Biden and Trump’s possible paths to the presidency

Daryn Steed

President Donald Trump and Democratic nominee Joe Biden are locked in a heated battle for the presidency.

This combination of pictures created on October 22 shows US President Donald Trump and Democratic Presidential candidate and former US Vice President Joe Biden during the final presidential debate at Belmont University in Nashville, Tennessee, on October 22. (Brendan Smialowski and Jim Watson/AFP via Getty Images/TNS)
This combination of pictures created on October 22 shows US President Donald Trump and Democratic Presidential candidate and former US Vice President Joe Biden during the final presidential debate at Belmont University in Nashville, Tennessee, on October 22. (Brendan Smialowski and Jim Watson/AFP via Getty Images/TNS)

As of Nov. 4, both nominees have plausible paths to win office. Biden currently leads with 248 electoral votes to Trump’s 214.

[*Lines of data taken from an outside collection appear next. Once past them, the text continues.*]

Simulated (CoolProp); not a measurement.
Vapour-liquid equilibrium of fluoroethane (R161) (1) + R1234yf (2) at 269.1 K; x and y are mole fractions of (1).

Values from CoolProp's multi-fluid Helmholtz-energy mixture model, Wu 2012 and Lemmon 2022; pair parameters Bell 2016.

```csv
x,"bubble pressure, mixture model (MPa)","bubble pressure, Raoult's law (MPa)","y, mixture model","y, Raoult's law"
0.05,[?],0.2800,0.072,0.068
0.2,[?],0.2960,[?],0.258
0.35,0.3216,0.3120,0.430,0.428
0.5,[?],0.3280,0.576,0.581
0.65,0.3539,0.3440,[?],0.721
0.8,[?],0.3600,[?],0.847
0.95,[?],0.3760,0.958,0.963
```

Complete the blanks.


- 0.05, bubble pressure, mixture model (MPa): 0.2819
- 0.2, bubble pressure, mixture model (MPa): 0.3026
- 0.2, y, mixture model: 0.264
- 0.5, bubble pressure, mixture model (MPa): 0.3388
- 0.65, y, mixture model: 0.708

Nevada, Pennsylvania, North Carolina, Georgia and Alaska have yet to be called, according to the Associated Press.

Biden has a lead in Nevada. If he holds that lead, he will win the election by a slim margin.

Trump needs to flip Nevada, along with maintaining his leads in Pennsylvania, North Carolina, Alaska and Georgia.

Assuming none of these states flip, Biden will win with 270 electoral votes to Trump’s 268.

Unlike the slim margin of electoral votes, Biden has broken the record for most popular votes ever received by a president with a current 73,142,52, according to CBS. Trump has received 69,203,405 votes, which is on the verge of President Obama’s record in the 2008.

Trump has already announced he will ask for a recount in Wisconsin, where Biden leads by approximately 20,000 votes. Trump’s campaign sued Pennsylvania and Michigan to halt counting votes, according to the Associated Press.

On Nov. 3, with millions of votes left to be counted, Trump’s campaign declared victory. At that point, Trump was leading in Michigan and Wisconsin. Both states flipped early the next morning.

Biden made a speech in the afternoon of Nov. 4 assuring voters his campaign had not conceded. He did not declare victory, but said his team had confidence.

“We believe when the count is finished, we’ll be the winner,” Biden said.